Cooley engaged the services of the defendant Sawyer as attorney to represent him in the purchase. Sawyer was familiar with the Houde Company, having been earlier engaged by Eastman-Dillon in connection with the financing proposal made by them. Cooley was considering several plans for handling the purchase including a possible re-sale, operation of the company himself, the formation of a syndicate and possible public financing of all or part of the purchase. Sawyer incorporated a new Delaware company called Houdaille Corporation in connection with which Shultz executed an affidavit for the purpose of qualifying the company to do business in New York. Some of these plans involved a sale of a portion of the stock of this new company to Shultz. Tentative financing circulars were prepared. None of these plans materialized. Meanwhile Cooley assumed the management of the plant.

Shultz returned from Europe on October 18, 1928. He thought the company had been sold to General Motors. He was incensed at this because General Motors was a large competitor of Ford. After having been assured by the Bank that it had been sold to Cooley, he was apparently satisfied. The Scully brothers who were Houde stockholders were giving trouble with their contention that Shultz had had more stock issued to him than he was entitled to. This claim was settled by the payment by Cooley on Shultz’s account of $50,000. The closing of Cooley’s purchase took place on October 24, 1928. Prior thereto the stockholders had delivered their stock to the Bank in escrow. The stockholders were paid the respective amounts due them by Cooley’s personal checks certified by the Bank. Shultz delivered his stock also. He received only part payment for his stock, having previously agreed with Cooley to defer the balance upon an arrangement beneficial to both from a standpoint of interest on the payment deferred. The receipt which Shultz signed when he received his check recited that payment was being made “under the terms of an option dated September 26, 1928, given to Krauss & Company”. It referred to the $50,000 payment theretofore advanced by Cooley on Shultz’s account for settlement of the Scully claims and further “The balance is to be paid to me on demand, except that I may be permitted to take stock of a new corporation in payment of the balance”. A duplicate of this receipt was given to Shultz which contained a statement signed by Wurst on behalf of the Bank that “We undertake to see that payments are made to A. B. Shultz in accordance with the terms of the receipt, on demand”.

The Bank loaned Cooley $2,500,000 to pay for the stock on October 24, 1928. In addition to the Houde stock which had already been delivered in escrow to the Bank, Cooley deposited with the Bank as col*682lateral securities having a market value in excess of $600,000.

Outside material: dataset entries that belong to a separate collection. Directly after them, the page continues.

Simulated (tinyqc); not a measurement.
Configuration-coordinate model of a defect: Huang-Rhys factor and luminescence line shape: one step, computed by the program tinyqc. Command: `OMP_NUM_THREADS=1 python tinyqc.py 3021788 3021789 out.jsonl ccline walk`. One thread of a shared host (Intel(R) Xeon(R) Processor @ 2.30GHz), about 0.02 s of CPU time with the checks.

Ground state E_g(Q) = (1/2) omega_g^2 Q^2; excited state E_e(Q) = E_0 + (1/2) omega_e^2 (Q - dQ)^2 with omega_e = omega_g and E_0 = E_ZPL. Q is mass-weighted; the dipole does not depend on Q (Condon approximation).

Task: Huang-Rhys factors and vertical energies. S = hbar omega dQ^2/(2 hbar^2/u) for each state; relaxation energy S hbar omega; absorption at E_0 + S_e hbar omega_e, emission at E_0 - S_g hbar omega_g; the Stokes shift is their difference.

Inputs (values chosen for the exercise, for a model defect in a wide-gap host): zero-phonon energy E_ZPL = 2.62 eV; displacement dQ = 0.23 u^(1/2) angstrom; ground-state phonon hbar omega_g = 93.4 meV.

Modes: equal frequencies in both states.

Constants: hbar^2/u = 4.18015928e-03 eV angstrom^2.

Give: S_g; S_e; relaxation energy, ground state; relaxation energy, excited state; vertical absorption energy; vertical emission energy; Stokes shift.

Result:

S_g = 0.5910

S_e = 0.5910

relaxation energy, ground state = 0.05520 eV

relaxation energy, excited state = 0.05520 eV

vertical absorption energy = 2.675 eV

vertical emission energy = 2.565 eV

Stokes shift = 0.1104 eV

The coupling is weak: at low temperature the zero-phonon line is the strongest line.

Being unsuccessful in making a resale and plans for a public offering of the stock having come to naught, Cooley with Harriman and Wurst decided to form a syndicate to take over the entire commitment at the price paid by Cooley for the stock. A syndicate agreement was prepared and directors of the Bank were offered the right to subscribe. Many of them did. So did the Bank and its securities affiliate Western New York Investors. The agreement gave Cooley an interest of 25% of any profits that might be realized and a right to participate in the syndicate which he did to the extent of $500,000. The agreement obligated the subscribers to pay for their subscriptions on call and to pay additional pro rata amounts if the syndicate managers determined that additional working capital was needed. Neither Eastman-Dillon nor Central Trust were invited to subscribe nor did they subscribe. Shultz subscribed in the amount of $250,000. Syndicate subscriptions were procured between November 1st and November 10th or 12th. • Allotments were made and subscribers were notified of the amount of their allotments by letter under date of November 14th. On November 14th negotiations for a sale of the stock to Harris, Small and Company were commenced. These negotiations terminated in a sale to Harris, Small & Company for $6,000,000 on November 20th. The subscribers to the syndicate were never called upon to pay the amounts subscribed by them nor any amount. The syndicate managers received the proceeds of the sale to Harris, Small on December 3, 1928. They paid off the Bank’s loan to Cooley and other expenses of Cooley’s and of the syndicate and distributed the balance as provided in the syndicate agreement. Shultz received as his portion thereof $76,-942.39. He also received from the syndicate managers the balance due him from Cooley on the sale of his stock to Cooley.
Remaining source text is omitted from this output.